Tue, Nov 13, 2018 - Page 12 News List

Inventec might move assembly business

‘CONCERNED’:The firm expects 10 percent of its revenue to be affected by US tariffs, but the ratio could have risen to 90 percent if Apple was not exempted from US policy

By Lisa Wang  /  Staff reporter

Inventec Corp (英業達) yesterday said it plans to cope with the intensifying US-China trade war by shifting its labor-intensive module assembling business to factories in Taiwan, Malaysia or Mexico to avoid US tariffs on Chinese imports.

The trade war is the biggest risk facing the electronics industry this year, undermining capacity expansion plans in Shanghai and other cities in China, Inventec said.

“The company expects 10 percent of its revenue to be be affected by the US$250 billion tariff list,” Inventec Appliance Corp (IAC, 英華達) chief executive officer David Ho (何代水) told an investors’ teleconference.

IAC, a smart device manufacturing arm of Inventec, supplies AirPod earbuds for Apple Inc.

If Apple products were not exempted from US tariffs, the impact “would have been as high as 90 percent,” Ho said.

“We are comfortable [about the tariffs’ effects]. However, we are more concerned about the next round of US tariffs, which could include almost all goods” made in China, Ho said. “We want to do everything we can to help reduce costs for our clients.”

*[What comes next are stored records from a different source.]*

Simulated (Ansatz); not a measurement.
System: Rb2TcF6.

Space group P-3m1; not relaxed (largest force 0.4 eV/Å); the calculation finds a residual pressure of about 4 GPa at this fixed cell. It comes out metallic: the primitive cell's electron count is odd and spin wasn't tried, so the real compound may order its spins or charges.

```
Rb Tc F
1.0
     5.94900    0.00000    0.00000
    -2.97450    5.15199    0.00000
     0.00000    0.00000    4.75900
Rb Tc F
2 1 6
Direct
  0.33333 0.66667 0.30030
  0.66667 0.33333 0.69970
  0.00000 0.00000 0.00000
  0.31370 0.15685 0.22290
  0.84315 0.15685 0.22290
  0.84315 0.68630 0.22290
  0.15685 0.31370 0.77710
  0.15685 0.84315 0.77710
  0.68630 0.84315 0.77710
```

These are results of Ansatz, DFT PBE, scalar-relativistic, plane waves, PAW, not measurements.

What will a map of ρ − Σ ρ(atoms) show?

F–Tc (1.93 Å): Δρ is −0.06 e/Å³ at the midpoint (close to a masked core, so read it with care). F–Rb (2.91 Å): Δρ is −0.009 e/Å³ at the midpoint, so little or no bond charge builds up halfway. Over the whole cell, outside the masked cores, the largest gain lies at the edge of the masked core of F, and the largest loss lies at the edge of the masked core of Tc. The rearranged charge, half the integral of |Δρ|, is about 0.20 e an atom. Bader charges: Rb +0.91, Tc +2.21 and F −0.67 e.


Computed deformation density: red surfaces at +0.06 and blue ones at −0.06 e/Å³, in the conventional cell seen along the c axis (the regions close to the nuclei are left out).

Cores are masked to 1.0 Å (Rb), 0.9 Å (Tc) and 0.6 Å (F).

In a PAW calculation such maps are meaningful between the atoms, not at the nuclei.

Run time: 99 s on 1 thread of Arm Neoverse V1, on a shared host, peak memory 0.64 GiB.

The US has announced 10 percent tariffs on US$250 billion of Chinese products and US President Donald Trump has said the tariffs would be increased to 25 percent on Jan. 1.

To avoid the planned tariff hike, IAC is preparing for capacity expansions in its factories in Taiwan and Malaysia that assemble mobile and smart devices for the US market, he said.

IAC is also considering assembling notebook computer and server modules at its Mexico plant, he said.

Due to growing uncertainty about trade tensions and a continuing shortage of Intel Corp microprocessors, Inventec is cautious about the outlook for the current quarter and next year, Inventec president Maurice Wu (巫永財) said.

“We began to see the early effects of the trade war in the third and fourth quarters,” Wu said.

Revenue this quarter will likely retreat from a record NT$141.07 billion (US$4.57 billion) last quarter, and gross margin is also trending down, the company said.

Gross margin dropped to a multiyear low of 4.7 percent last quarter from 5.5 percent a year earlier and 5 percent a quarter earlier.

Net profit last quarter plunged 32 percent annually to NT$1.58 billion from NT$2.33 billion, due mainly to a huge foreign-exchange loss of NT$503 million as the Chinese yuan fell 4 percent against the US dollar in the quarter.

On a quarterly basis, net profit contracted by 30 percent from NT$2.24 billion.

Notebook computers constituted the biggest portion of the company’s revenue last quarter with 45 percent share, the company said.

Servers accounted for 36 percent, while smart devices made up 18 percent.